U.S. judge suspends deportations of reunited immigrant families

SAN DIEGO, (Reuters) – A U.S. judge temporarily barred the U.S. government yesterday from the rapid deportation of immigrant parents reunited with their children, while a court considers the impact on children’s rights to seek asylum.

The government is working to meet a court order to reunite around 2,550 children who were separated by U.S. immigration officials from their parents at the U.S.-Mexican border.

The families had been separated as part of a broader crackdown on illegal immigration by the administration of President Donald Trump, sparking an international outcry. The president ordered the practice stopped on June 20.

The American Civil Liberties Union said in court papers on Monday that, once reunited, immigrant parents who face deportation should have a week to decide if they want to leave their child in the United States to pursue asylum separately.

“A one-week stay is a reasonable and appropriate remedy to ensure that the unimaginable trauma these families have suffered does not turn even worse because parents made an uninformed decision about the fate of their child,” the rights group wrote.

Judge Dana Sabraw of the U.S. District Court for the Southern District of California in San Diego asked the government to respond and set a July 24 date for the next hearing. In the meantime, he halted rapid deportations.

At Monday’s hearing, the judge pressed back on a suggestion by a government attorney that quick deportations aided reunifications by creating more room for families in detention.

“The idea this would slow or stop reunifications, that’s not an option,” said Sabraw. “If space is an issue, the government will make space.”

Sabraw last month set a July 26 deadline for the government to reunite children who were separated from their parents at the border.

The majority have been matched with a parent, but the government is still trying to find a parent for 71 children in its care, Jonathan White, from the U.S. Department of Health and Human Services, told the court. All the children under the age of five have been reunited, the government said.

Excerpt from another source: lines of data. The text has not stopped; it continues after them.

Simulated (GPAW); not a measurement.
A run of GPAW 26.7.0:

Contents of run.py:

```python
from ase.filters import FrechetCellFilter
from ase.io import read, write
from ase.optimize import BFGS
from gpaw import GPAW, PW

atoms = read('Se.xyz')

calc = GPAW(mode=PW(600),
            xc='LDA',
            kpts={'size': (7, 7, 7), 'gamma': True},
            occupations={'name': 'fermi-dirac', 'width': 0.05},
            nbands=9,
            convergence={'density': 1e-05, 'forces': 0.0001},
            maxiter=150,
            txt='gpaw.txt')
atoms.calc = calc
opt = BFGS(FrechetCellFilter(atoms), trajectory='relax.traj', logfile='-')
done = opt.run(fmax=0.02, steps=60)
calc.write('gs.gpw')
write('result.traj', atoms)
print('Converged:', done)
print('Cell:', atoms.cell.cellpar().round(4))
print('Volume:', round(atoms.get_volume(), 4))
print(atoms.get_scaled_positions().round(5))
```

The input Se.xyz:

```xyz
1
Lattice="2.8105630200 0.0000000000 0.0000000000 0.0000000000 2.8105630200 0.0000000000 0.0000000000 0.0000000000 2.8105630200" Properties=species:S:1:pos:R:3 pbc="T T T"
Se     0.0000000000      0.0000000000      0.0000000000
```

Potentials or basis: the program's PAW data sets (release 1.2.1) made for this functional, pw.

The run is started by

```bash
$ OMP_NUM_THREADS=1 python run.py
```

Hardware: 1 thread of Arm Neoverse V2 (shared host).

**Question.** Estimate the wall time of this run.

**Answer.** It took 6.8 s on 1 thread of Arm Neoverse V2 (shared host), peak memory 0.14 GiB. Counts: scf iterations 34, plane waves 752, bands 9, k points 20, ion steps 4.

“I have every confidence you’re the right person to do this,” the judge told White. However, Lee Gelernt, an attorney with the ACLU, said after the hearing that he found it “extremely troubling that there are 71 children whose parents they haven’t been able to identify, much less reunify.”

Many of the immigrants separated from their children were seeking asylum after fleeing violence and crime in Guatemala, El Salvador and Honduras.

Children were sent to multiple care facilities across the country, and their parents were incarcerated in immigration detention centres or federal prisons – in keeping with the government’s “zero tolerance” policy under which all adults crossing the border illegally would face prosecution.